Prove the LCM (Least Common Multiple).

Question

$\newcommand{\lcm}{\operatorname{lcm}}$

Let $m,n$ $\in$ $\Bbb N$. The least common multiple ($\lcm$) of $m,n$ is the smallest natural number $x$, such that $m \mid x$ and $n \mid x$. Prove that the $\lcm$ of $m,n$ is equal to ${m,n\over \gcd(m,n)}$.

Here is my proof so far:

${m,n\over \gcd(m,n)}$ is a common multiple of m and n.

I am assuming that $q_m$ and $q_n$ are coprime.

If $m = q_m \gcd(m,n)$ & $n = q_n \gcd(m,n)$, then ${m,n\over \gcd(m,n)}$ becomes ${q_m \gcd(m,n)q_n \gcd(m,n)\over \gcd(m,n)}$ which equals $q_m q_n \gcd(m,n)$.

So, $m \mid q_m \gcd(m,n)q_n$ & $n \mid q_n \gcd(m,n)q_m$.

Taking $x$ into consideration, $m \mid x$ and $n \mid x$, $x = k_1 m$ and $x = k_2 n$ which is $x = k_1 q_m \gcd(m,n)$ and $x = k_2 q_n \gcd(m,n)$. Since $x$ is equal to itself, we set these equal to each other:

$k_1 q_m \gcd(m,n) = k_2 q_n \gcd(m,n)$

$k_1 q_m = k_2 q_n$

${k_1 \over q_n} = {k_2 \over q_m}$.

So now I'm not really sure where to go from this point. It doesn't really feel like I've proven anything at all...

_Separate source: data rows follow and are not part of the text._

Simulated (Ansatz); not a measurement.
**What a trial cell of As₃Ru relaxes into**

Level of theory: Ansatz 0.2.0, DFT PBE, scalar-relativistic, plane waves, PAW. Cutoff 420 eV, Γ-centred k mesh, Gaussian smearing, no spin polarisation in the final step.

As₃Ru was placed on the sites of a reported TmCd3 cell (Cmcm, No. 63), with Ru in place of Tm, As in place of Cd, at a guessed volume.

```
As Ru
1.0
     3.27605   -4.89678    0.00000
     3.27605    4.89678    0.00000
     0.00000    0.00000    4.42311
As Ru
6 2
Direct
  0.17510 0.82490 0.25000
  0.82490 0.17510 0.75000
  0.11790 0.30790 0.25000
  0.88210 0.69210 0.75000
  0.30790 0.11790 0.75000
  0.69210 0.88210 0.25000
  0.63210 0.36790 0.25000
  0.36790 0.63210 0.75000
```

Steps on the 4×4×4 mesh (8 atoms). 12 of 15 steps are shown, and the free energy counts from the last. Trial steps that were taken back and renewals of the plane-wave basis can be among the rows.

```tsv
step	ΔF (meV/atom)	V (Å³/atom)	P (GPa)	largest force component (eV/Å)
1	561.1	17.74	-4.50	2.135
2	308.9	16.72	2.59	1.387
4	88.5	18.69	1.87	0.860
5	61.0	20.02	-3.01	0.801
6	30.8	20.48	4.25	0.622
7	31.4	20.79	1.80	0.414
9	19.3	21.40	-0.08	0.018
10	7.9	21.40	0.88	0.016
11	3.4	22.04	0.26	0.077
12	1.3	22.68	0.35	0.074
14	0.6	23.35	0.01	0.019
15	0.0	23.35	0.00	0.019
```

Update After using the suggestions below and amending my homework, I turned it in to my professor and he said absolutely none of what I said made any sense and refused to give me any homework points. Without a doubt in my mind I believe that my answer was correct, or at least made sense, so I am leaving this question up here to assist other users. I'm just forewarning you that my professor made it fairly clear to me that none of what I had written made any sense so please use this problem with caution. Thank you to everyone that helped me better understand this proof, I really appreciated it.

Answer 1

When $m,n$ are coprime $\newcommand{\lcm}{\operatorname{lcm}}\lcm(m,n)=mn$, now consider $dm,dn$ (every pair of numbers may be written this way) $\lcm(dm,dn)=d \lcm(m,n)=dmn = \frac{(dm)(dn)}{d} = \frac{(dm)(dn)}{\gcd(dm,dn)}$.

Answer 2

Hint $\rm\,\ m,n\mid x\!\iff\! mn\mid mx,nx\!\iff\! mn\mid\overbrace{(mx,nx)}^{\textstyle (m,n)x}\!$ $\rm\iff\! \overbrace{mn/(m,n)}^{\textstyle \ell}\mid x$

Let $\rm\:x = \ell\:$ in $\,(\Leftarrow)\,$ to get $\rm\:m,n\mid \ell,\:$ i.e. $\rm\:\ell\:$ is a common multiple of $\rm\:m,n,\:$ necessarily the least common multiple, since $(\Rightarrow)$ shows $\rm\:m,n\mid x\:\Rightarrow\:\ell\mid x\:\Rightarrow\:\ell\le x.$

Remark $\ $ That $\rm\: m,n\mid x\iff \ell\mid x\,$ is a definition of $\rm\,{\rm lcm}(m,n)\,$ in more general rings since - as above - it implies that $\,\ell\,$ is a common multiple of $\rm\,a,b\,$ that is divisibly least, i.e. it divides every common multiple. See this answer for this universal approach to LCMs and GCDs.

Answer 3

You are almost at the end! We have $k_1q_m=k_2q_n$. But $q_m$ and $q_n$ are relatively prime. That will tell us something about $k_1$, and therefore about the size of $x$.